AUSTIN, Texas — Tesla's second-quarter delivery report did more than beat expectations — it upended a bearish narrative that had hardened over the past two years. The company delivered 480,126 vehicles, a 25% jump from a year earlier that crushed Wall Street estimates clustered near 406,000 and ended two straight years of annual declines.
Production reached 451,758 units, with the Model 3 and Model Y accounting for the vast majority, and the result drew down inventory in a way that signaled real demand rather than channel stuffing. So what actually powered the surprise? Analysts and Tesla watchers point to four reinforcing forces, laid out in detail by Teslarati.
A Broad European Recovery
Europe was the standout. Supported by government incentives, corporate fleet electrification and easing political headwinds, Tesla posted sharply stronger registration numbers across the continent. Robust exports from the Shanghai Gigafactory and a production ramp at Giga Berlin ensured supply met the resurgent demand, and corporate buyers in particular accelerated their transitions to hit sustainability targets. That regional strength more than offset softer U.S. figures and provided a steady volume base for the quarter.

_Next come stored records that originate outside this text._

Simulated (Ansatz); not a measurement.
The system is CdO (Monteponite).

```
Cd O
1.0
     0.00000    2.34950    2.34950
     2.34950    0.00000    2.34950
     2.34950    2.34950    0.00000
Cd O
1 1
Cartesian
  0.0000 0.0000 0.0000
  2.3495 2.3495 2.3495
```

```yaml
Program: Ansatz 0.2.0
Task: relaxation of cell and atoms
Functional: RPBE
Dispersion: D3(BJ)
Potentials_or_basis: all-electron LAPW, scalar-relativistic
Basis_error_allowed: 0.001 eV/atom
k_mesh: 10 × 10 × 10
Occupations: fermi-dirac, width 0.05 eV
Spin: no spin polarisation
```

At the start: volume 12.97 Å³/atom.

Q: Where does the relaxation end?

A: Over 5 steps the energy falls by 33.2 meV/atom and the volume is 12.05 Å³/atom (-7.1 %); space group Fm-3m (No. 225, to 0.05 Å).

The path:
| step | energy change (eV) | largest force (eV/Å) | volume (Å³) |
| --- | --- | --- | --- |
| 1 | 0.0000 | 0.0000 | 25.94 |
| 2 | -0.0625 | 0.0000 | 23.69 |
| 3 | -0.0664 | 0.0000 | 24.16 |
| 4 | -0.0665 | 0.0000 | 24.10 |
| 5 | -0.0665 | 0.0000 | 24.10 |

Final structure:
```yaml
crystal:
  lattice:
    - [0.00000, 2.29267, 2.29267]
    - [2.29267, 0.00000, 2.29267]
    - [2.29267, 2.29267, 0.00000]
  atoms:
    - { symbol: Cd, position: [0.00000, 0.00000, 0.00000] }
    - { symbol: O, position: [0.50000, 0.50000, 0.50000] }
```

Full Self-Driving Pulls Its Weight
Advances in Full Self-Driving supervised software added a second tailwind. Tesla expanded FSD availability across select European markets and kept refining the system, giving tech-oriented buyers a reason to choose a Tesla beyond range and price. That differentiation continues to set the company apart in a crowded field, and it dovetails with Tesla's aggressive autonomy roadmap, including engineering tests of its first production Cybercab.